Macleod’s team found that the vast majority of these experiments failed — failed — in four key design areas: sample size, randomization, blinding (making sure neither scientist nor subject knows who’s getting what), and conflicts of interest.

When the team focused on only those experiments done in the United Kingdom, the results were even worse.  “It is sobering that of over 1,000 publications from leading UK institutions, over two-thirds did not report even one of [the] four items considered critical to reducing the risk of bias, and only one publication reported all four measures.”  (98-99, emphasis in the original)

Please note that, in citing Michael Guillen to this effect, I’m not attacking Science™ or scientists.  I’m merely passing on a fact that should be obvious — that science, like other academic fields, isn’t infallible, and that scientists are actually human beings, prone to error, pride, bias, blindness, overenthusiasm, prejudice, distracting ambition, dogmatism, and all the other factors that led Puck to observe to Oberon, “Lord, what fools these mortals be!” (William Shakespeare, A Midsummer Night’s Dream, III.2.117).

The prestigious British journal Nature conducted a survey of 1,576 scientists and discovered that “more than 70 percent of researchers have tried and failed to reproduce another scientist’s experiments [one or more times], and more than half have failed to reproduce their own experiments.”

This colossal failure — now called the reproducibility crisis — afflicts research published in the world’s most respected, peer-reviewed journals.  (100, italics in the original)

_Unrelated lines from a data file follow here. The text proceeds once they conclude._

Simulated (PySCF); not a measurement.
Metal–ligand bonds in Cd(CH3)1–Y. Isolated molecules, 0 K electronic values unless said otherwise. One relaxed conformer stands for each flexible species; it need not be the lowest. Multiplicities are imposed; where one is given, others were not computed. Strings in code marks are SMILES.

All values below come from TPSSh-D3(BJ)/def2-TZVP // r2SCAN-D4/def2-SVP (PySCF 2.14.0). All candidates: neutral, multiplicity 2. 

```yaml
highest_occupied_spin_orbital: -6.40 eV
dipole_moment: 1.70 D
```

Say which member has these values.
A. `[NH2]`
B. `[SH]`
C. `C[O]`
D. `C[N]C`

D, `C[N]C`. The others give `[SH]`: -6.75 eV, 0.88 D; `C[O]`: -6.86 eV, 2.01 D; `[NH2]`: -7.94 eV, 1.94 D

And then, of course, there is the old temptation of dishonesty, to which scientists are presumably just about as vulnerable as are ordinary mortals.  There is, so far as I’m aware, no evidence suggesting that bad character never surfaces among those in scientific careers:

A study by Italian scientist Daniele Fanelli discovered that an alarming 72 percent of scientists knew of colleagues who had resorted to “questionable research practices.”  And 14 percent knew of colleagues who had outright falsified data.

Worse still, these results were based on self-reporting.  So “it appears likely,” Fanelli says, “that this is a conservative estimate of the true prevalence of scientific misconduct.”